The pressure to smile no matter how we really feel can be crushing, especially when it’s mandated by a “service with a smile” work policy. But faking a smile isn’t just hard during the workday. It can be so draining that it makes it harder to say no to unhealthy habits off-hours, write researchers in a recent Occupational Health Psychology study.
Projecting a different emotion than the one you actually feel is sometimes referred to by psychologists as “surface acting.” The study, published in March, suggests that putting up that front day after day takes a serious toll. Using survey data collected from 1,592 people, the authors showed that surface acting during work was “robustly correlated” with heavy drinking outside of work.

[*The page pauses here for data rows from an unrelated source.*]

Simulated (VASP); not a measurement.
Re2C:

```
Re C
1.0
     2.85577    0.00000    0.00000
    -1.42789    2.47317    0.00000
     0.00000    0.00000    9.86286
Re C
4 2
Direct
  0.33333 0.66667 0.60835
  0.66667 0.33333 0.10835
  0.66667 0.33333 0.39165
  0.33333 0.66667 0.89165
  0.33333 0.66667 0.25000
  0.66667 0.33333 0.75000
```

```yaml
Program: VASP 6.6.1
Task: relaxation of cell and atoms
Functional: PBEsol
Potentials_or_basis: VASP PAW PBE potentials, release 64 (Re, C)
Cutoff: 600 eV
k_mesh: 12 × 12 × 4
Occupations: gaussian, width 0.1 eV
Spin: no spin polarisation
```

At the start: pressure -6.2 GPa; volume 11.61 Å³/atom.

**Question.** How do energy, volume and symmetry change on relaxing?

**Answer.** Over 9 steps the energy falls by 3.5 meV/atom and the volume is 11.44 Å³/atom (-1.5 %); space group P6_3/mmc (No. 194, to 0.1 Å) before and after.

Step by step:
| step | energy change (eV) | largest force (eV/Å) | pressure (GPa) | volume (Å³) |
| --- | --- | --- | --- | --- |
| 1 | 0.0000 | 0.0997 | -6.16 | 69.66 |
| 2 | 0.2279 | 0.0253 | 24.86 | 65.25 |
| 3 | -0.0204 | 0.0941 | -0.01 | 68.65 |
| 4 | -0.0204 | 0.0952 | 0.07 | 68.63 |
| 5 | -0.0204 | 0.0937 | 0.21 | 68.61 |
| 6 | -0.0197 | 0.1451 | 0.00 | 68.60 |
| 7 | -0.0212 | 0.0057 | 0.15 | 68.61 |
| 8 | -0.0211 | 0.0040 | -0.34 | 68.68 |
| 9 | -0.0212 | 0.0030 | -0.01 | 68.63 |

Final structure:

Study author Alicia Grandey, Ph.D., a psychologist at Penn State University, has worked as a busser in a restaurant, a Starbucks barista, a clerk at a women’s clothing store, and a receptionist. Now, as a psychologist, she tells Inverse that faking a smile at work poses challenges that are even harder than forcing a grin through an awkward dinner conversation.
“The requirement of it — the lack of choice — and that it’s often with strangers (i.e., customers) rather than ongoing relationships, is part of why it feels more stressful and onerous,” she says.
Why Service With a Smile Is So Taxing
Some jobs actually do mandate that employees follow “service with a smile policies,” which require surface acting every day. Many employees find this challenging. One example is redditor u/crockdent, who was threatened with termination over an inability to surface act, posted about their concern online in 2018:
The thing is, I like my job at Starbucks and when I started that job I genuinely made a lot of effort to smile, to have that ‘customer service voice’ and to be a friendly person, I sincerely thought that I was doing a good job, but it [is] obviously not enough.
Grandey’s statistical analysis not only demonstrates how many other people feel the same way but also applies psychological models to explain why it might be so draining. Her work suggests that controlling our emotions is like flexing a muscle, a theory she calls the “self-control framework.” When we force ourselves to smile, that muscle performs “emotional labor” that wears the muscle down. When faced with the opportunity to drink later and let loose, it’s hard to say no.
“You have to suppress the negative feelings and put forth a positive one, and that takes self-control over behavior and feelings. After work, employees doing this more often (especially entry-level service work) may lack self-control and engaging in short-term gratification with longer-term costs, including drink too much,” she says.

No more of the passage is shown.